We Are Saved from More than Hell

We Are Saved from More than Hell

Section 6: Salvation — Part 1

Week 1: What Is Salvation?

Day 2: We Are Saved from More than Hell


Rom. 6


Yesterday we discussed the fundamental human problem. Some see the problem as primarily horizontal. If we can just fix human institutions and relationships everything will be better. From a Christian perspective, though, our primary problem is vertical, not horizontal. Although we were created to enjoy God’s presence, sin has now placed us under his judgment. Rather than enjoying a loving relationship, we now live under the threat of eternal punishment. If we don’t find a way to fix that problem, nothing else really matters.

Once we know what the problem is, the natural question becomes: how do we fix it? But let’s slow down for a moment. Before we answer the question of how we fix the problem, let’s take a closer look at what we gain by fixing the problem. When God saves us, we are saved from something and to something. We’ll take a closer look at the “saved to” part of the equation tomorrow. Today we’re going to focus on what we’re saved from.

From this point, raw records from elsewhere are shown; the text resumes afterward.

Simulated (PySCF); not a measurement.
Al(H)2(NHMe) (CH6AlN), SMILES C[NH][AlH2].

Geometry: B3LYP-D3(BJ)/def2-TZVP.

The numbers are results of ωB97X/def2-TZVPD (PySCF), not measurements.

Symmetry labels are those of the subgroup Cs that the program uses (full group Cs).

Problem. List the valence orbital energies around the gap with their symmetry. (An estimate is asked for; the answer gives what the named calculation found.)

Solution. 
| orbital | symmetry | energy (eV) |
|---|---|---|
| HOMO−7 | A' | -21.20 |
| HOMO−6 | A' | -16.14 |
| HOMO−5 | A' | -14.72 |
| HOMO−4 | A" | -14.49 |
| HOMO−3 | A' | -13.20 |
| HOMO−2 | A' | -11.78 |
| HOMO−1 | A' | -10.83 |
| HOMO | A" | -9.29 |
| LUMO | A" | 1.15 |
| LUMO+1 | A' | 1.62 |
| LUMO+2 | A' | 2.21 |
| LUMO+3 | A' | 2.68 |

For many that probably seems like an easy question with an obvious answer – hell. Sin placed us under God’s judgment, which amounts to eternal punishment in hell. Salvation, therefore, is obviously avoiding hell. It’s true salvation includes the avoidance of hell, but salvation includes much more than a proverbial get out of hell free card. To equate salvation with not going to hell is to miss the extent of what God has done for us.

We Pay a Price Long Before Hell

In the Humanity section, we discussed the fact that we were created in God’s image. That image was severely damaged in the Fall. Sin now penetrates to the very core of our being and affects every aspect of our lives. We aren’t merely people who sin, we are sinful people. So, no matter how hard we try, we are no longer able to reflect God’s image the way were intended to. That means none of us is capable of being the person God intended us to be.

Sin has, thus, robbed us of our true selves. That’s why the Bible so often portrays sin as a power that dominates our existence and turns us into its slaves (Romans 6:12-14, 7:7-25, 8:1-8). So even before we get to hell, we’ve paid a huge price. Fortunately, when we put our faith in Christ, God rescues us from sin’s dominion. It no longer has the same power over us (Romans 6-8). Salvation, therefore, includes more than avoiding punishment. It includes rescue from the enslavement of sin.

Hell Involves Much More than Physical Torment

When we think of hell, we think mainly in terms of physical torment. And there’s no getting around the fact that the biblical picture of hell includes that. But hell entails more than intense physical pain. It entails the complete absence of God’s presence. That’s why Jesus cried, “My God, My God, why have you forsaken me” on the cross. He had to endure complete separation from the Father in order to pay the penalty for our sin. Everyone condemned to hell, however, must endure that separation from God on their own.

We might be tempted to shrug our shoulders and think the physical pain is worse. After all, the image of fire that is never quenched and worms eating our flesh seems pretty bad (Mark 9:48). But consider this: When we say that hell involves the absence of God’s presence, we’re not just saying those in hell get a little lonely because they don’t have God to talk to. The Bible says God is the source of every good thing. His absence, therefore, means the absence of all joy, all love, all hope.

The human soul wasn’t created to endure that kind of existence. It was meant to enjoy God’s presence. To experience the complete absence of the blessing of God’s presence for even a moment would be unbearable. The pain of experiencing his absence for all eternity is, thus, beyond comprehension.

When we realize the punishment hell truly represents, we better understand what we’ve been spared. It’s true that God saves us from hell, but that’s a much bigger deal than we realize.

Challenge:

Try to imagine what a life devoid of all love, all joy, and all hope would be like.

Reflection Questions:

What brings you joy in life? What gives you hope? What do you think the complete loss of all joy and hope would do to a person’s soul? What would going through all of eternity in that state be like?